Chances are pretty good that if you’re writing a novel, things have to happen somewhere, right? Maybe your protagonists never leave the building. Maybe it’s some unnamed location, simply The Town, or The City. But inevitably, most writers will be faced with a decision: use a real town/city, or make one up.
I’ve used both techniques in my writing, so, let’s unpack some of the things you’ll want to take into consideration. And, a word of warning, I’m a bit of an urban planning geek. I love cities and small towns, how they work, and their unique character. I find it can be a character in its own right every bit as important as the other support characters in your story.

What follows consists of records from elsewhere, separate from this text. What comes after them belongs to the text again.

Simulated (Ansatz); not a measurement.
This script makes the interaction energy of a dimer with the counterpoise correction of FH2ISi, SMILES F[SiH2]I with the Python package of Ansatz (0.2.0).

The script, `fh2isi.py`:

If you’re using a real location, it helps if you’re familiar with that location. While not entirely necessary (I mean, Stephanie Meyer set the Twilight novels in Forks, Washington without having set foot there and she did okay for herself), doing so presents some challenges. Either you fabricate locations within that town (restaurants, shops, schools, etc.), fake the sensory details of existing locations, or you go light on the sensory details. The first run the risk of pulling people out of the story if they’re familiar with that town, while the third runs the risk of making it difficult for the reader to really engage. Sensory details are huge. It’s important to ground your characters.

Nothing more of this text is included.